0

Say I have a Dataset like this

nx1, nx2, nx3 = 5, 3, 20

ds = xray.Dataset()
ds.coords.update({'x1': ('x1', range(nx1)), 
                  'x2': ('x2', range(nx2)), 
                  'x3': ('x3', range(nx3))})

ds['A'] = (['x1', 'x2', 'x3'], np.random.randn(nx1, nx2, nx3))
ds['B'] = (['x1', 'x2', 'x3'], np.random.randn(nx1, nx2, nx3))

and a function func that takes as input variables A and B, but it works along the x3 dimension, only takes in arrays of shape (nx3,), and outputs an array of shape (nx3,). If I wanted to apply this function to the above dataset and save the result as a new variable named C, is the following the way to do it,

required_shape = (len(ds.coords['x1']), 
                  len(ds.coords['x2']),
                  len(ds.coords['x3']))

if 'C' not in ds:
    ds.update({'C': (['x1', 'x2', 'x3'], np.zeros(required_shape))})
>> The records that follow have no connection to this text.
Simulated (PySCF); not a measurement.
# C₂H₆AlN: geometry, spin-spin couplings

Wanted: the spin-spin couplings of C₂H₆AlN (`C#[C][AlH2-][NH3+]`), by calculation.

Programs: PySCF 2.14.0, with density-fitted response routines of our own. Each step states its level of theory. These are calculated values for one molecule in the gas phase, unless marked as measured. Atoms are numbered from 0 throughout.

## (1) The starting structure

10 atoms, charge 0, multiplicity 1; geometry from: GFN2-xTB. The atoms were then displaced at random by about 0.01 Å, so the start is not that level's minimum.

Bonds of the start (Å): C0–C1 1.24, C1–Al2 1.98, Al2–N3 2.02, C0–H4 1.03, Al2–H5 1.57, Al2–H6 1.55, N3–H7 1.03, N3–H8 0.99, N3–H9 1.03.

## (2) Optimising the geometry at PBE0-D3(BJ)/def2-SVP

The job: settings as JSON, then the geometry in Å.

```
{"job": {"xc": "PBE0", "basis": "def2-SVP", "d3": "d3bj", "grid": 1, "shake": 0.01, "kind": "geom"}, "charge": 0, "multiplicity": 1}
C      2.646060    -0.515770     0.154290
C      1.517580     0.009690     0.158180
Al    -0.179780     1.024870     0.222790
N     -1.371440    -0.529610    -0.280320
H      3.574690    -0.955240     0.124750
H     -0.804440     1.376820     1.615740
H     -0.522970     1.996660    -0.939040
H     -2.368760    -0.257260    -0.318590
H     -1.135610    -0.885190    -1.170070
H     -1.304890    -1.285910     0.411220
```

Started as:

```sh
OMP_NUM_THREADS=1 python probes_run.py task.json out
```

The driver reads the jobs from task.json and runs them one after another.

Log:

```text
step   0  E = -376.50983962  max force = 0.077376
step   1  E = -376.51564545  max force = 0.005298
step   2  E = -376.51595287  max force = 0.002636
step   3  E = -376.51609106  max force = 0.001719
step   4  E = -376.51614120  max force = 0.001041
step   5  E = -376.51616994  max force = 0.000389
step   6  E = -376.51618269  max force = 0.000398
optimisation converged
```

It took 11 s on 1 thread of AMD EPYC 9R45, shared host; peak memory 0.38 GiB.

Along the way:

for ix1, x1 in enumerate(ds.coords['x1']):
    for ix2, x2 in enumerate(ds.coords['x2']):
        args = dict(x1=ix1, x2=ix2)
        a = ds['A'][args]
        b = ds['B'][args]
        c = func(a.values, b.values)
        ds['C'][args] = c

by initialising a new array in the dataset and using for-loops over the other dimensions?

qAp
  • 1,139
  • 2
  • 12
  • 26

1 Answers1

0

I'm not big on pandas, but a general solution for other data types as well would be to use a comprehension instead, and get rid of the nested loops and initialization step.

required_shape = (len(ds.coords['x1']), 
                  len(ds.coords['x2']),
                  len(ds.coords['x3']))

ds['C'] = (['x1', 'x2', 'x3'], np.array([
    func(ds['A'][args].values, ds['B'][args].values)
    for ix1, x1 in enumerate(ds.coords['x1'])
    for ix2, x2 in enumerate(ds.coords['x2'])
    for args in (dict(x1=ix1, x2=ix2),)]).reshape(required_shape))

EDIT: Incidentally,

ds['C'] = func(ds['A'], ds['B'])

seems to work just fine, for a simple function like:

def func(a, b):
    return a + b
Sari
  • 596
  • 7
  • 12